The Conservatives will not disclose the identity of wealthy supporters who lent the party large sums of money, the party's treasurer has insisted.
Labour wants Mr Cameron to reveal names of past lenders
Jonathan Marland spoke out after Labour published a list of backers who secretly lent the party almost £14m.
"I am not prepared under any circumstances to disclose where the loans come from," he told BBC2's Newsnight programme.
David Cameron says there should be a ban on loans to political parties.
He also outlined plans for a £50,000 limit on donations and for new state funding of political parties in the wake of Labour's loans controversy.
Deputy Prime Minister John Prescott has demanded the Tories follow Labour in revealing details of past lenders.
But Mr Cameron says he will not be "bounced" into revealing the names, adding that it was "very difficult to retrospectively name" past lenders.
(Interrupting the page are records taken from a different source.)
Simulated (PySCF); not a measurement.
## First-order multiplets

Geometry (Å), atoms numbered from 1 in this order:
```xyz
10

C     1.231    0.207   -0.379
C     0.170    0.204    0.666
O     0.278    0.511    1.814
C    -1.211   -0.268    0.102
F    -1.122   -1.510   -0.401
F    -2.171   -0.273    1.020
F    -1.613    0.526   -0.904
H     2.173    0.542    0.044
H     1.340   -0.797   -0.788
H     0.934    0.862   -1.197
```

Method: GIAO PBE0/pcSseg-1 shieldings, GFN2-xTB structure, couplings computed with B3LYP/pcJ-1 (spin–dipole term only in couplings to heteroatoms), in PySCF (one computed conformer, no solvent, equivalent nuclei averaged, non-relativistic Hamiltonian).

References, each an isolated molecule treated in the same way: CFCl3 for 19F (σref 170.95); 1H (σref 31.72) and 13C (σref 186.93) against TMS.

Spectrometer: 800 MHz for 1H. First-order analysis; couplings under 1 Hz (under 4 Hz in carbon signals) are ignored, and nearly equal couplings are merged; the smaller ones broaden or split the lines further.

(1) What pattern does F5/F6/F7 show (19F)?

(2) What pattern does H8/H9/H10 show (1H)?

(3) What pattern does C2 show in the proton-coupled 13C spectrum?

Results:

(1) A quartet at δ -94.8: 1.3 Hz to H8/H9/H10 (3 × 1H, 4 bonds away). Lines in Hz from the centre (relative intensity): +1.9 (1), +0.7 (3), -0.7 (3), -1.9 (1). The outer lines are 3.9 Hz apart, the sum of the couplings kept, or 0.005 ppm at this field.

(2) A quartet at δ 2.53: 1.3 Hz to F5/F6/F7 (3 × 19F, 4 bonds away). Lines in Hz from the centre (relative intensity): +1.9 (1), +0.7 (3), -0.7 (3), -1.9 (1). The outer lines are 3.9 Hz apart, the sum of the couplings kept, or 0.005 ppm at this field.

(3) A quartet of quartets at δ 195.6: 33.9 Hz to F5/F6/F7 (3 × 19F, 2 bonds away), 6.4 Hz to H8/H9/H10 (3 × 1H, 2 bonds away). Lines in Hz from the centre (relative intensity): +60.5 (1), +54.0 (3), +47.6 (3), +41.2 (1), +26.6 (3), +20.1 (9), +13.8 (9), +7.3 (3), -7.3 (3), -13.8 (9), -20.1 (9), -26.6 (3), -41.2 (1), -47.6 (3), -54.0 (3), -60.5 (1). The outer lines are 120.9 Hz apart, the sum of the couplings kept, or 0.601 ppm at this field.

Mr Marland says he also sees no reason to follow Labour's example and publish the names of individual lenders.
"Labour are in a very big hole, of course. We are not in the same hole," he told Newsnight.
"They are embroiled in a serious mess relating to promises they have given to people who have lent them money.
"We are not in this mess because we are not in power. We don't have patronage to give and we are not in the same position."
Cash flow considerations
He said all loans to the Conservatives complied with the Political Parties, Elections and Referendums Act.
But he refused to say whether any of the loans came from other countries. Foreign donations are not allowed under the Act, although it does not include loans.
Ban on all loans unless from financial institutions on fully commercial terms
£50,000 cap on donations
Tax relief on donations up to £3,000
State funding of £1.20p per vote won at general elections for parties with MPs, plus annual payment equal to 60p per vote
New commission to handle honours
Mr Cameron has argued that in future political parties should only be able to borrow from "financial institutions on fully commercial terms" and not individuals.
But Mr Marland said he believed the practice of accepting loans from individuals was very useful.
"It is a very, very good mechanism for us to help our cash flow."
Mr Cameron said under his plans, the numbers of MPs would be cut from 646 to less than 600 to help pay towards the cost of slashing donations to political parties.
The costs of government special advisers and regional government would also be cut to pay for the changes.
Parties with MPs would get £1.20 from the taxpayer for every vote they won at the last general election - plus an annual payment of 60p per vote won.
That would mean Labour and the Tories getting more than £30m and the Lib Dems about £20m over a four-year term.
Mr Cameron said he also wanted the limit on each party's spending at elections to be cut from £20m to £15m.
"We've got to stop this perception that parties can somehow be bought by big donations either from very rich people, or trade unions, or businesses," Mr Cameron told BBC News.
Targeting small donors
There would be tax relief on donations of up to £3,000 under the plans.
The Tories have also received large donations and loans but party officials say they do not know whether any of the Conservative nominees for peerages have lent money to the party.
Mr Cameron says he has not yet nominated anybody for a peerage and wants to focus on proposals for the future rather than defending the past.
He also suggested there should be a new commission, separate from the prime minister, for the honours system and appointments to the House of Lords.
Tony Blair has said he will leave decisions on knighthoods and other honours to the Cabinet secretary but continue to appoint Labour working peers.
The current House of Lords Appointments Commission vets party nominees for peerages but can only raise concerns - Mr Blair has the final say.